Another commenter suggested that the final rule should adopt the SEC's Rule 2a-7 prescriptive liquidity standards applicable to MMMFs. Those standards (1) require a MMMF to hold securities that are sufficiently liquid to meet reasonably foreseeable shareholder redemptions and any commitments the MMMF has made to shareholders; (2) prohibit the acquisition of an illiquid security if the MMMF would have invested more than 5% of its total assets in illiquid securities; (3) require the MMMF to maintain a minimum daily liquidity of 10% or more of total assets; and (4) require the MMMF to maintain a weekly minimum liquidity of 30% or more of total assets.
For these reasons, the final rule adopts the STIF Plan liquidity standards provision as proposed without change.
Consistent with the proposal, the final rule requires a bank managing a STIF to adopt shadow pricing procedures.
One commenter requested that the OCC confirm that a bank administering a STIF is permitted to decide the most appropriate actions to protect participating accounts from dilution or other unfair results if the difference between mark-to-market and amortized cost per participating interest exceeds $0.005. The OCC notes that the shadow pricing requirement does not impose any limits or requirements on actions a bank administering a STIF must take to reduce dilutions of participating interests or other unfair results to participating accounts. However, any such actions taken must not impair the safety and soundness of the bank.
Another commenter advocated that a difference of $0.005 between mark-to-market and amortized cost per participating interest is significant in a low interest rate environment and, therefore, a lower threshold of difference should apply. The OCC notes that, by the same logic, a higher threshold of deviation from $1.00 might be appropriate for higher interest rate environments. However, the OCC believes that the $0.005 trigger is widely recognized as a threshold of significance in this arena, and will function effectively as a risk management benchmark, the meaning of which will be understood by banks and STIF participants alike.
For these reasons, the proposed STIF shadow pricing procedures are adopted as final without change.

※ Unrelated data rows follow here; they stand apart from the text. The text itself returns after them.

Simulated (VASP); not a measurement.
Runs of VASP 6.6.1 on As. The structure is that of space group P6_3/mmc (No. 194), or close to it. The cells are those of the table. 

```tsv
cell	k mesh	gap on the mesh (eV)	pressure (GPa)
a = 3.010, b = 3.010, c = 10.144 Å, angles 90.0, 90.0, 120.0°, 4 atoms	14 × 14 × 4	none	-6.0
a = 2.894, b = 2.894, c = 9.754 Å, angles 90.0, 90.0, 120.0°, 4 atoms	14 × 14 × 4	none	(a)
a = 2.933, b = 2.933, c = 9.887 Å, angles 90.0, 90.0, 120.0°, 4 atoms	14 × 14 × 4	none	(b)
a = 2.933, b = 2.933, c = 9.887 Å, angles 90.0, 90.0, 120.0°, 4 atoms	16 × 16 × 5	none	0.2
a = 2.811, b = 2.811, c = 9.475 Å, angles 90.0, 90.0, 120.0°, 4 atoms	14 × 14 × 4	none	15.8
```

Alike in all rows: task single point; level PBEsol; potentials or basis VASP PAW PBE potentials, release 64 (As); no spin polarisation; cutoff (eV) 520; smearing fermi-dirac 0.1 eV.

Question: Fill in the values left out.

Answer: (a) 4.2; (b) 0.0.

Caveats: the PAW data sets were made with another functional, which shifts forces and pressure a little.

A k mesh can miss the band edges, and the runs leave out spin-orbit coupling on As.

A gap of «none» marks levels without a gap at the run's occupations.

Consistent with the proposal, the final rule requires a bank managing a STIF to adopt procedures for stress testing the fund's ability to maintain a stable NAV for participating interests. The final rule requires the stress tests be conducted at such intervals as an independent risk manager or a committee responsible for the STIF's oversight determines to be appropriate and reasonable in light of current market conditions, but in no case shall the interval be longer than a calendar month-end basis. The independent risk manager or committee members must be independent from the STIF's investment management. The stress testing is to be based upon scenarios (specified by the bank) that include, but are not limited to, a change in short-term interest rates; an increase in participating account withdrawals; a downgrade of or default on portfolio securities; and the widening or narrowing of spreads between yields on an appropriate benchmark the fund has selected for overnight interest rates and commercial paper and other types of securities held by the fund.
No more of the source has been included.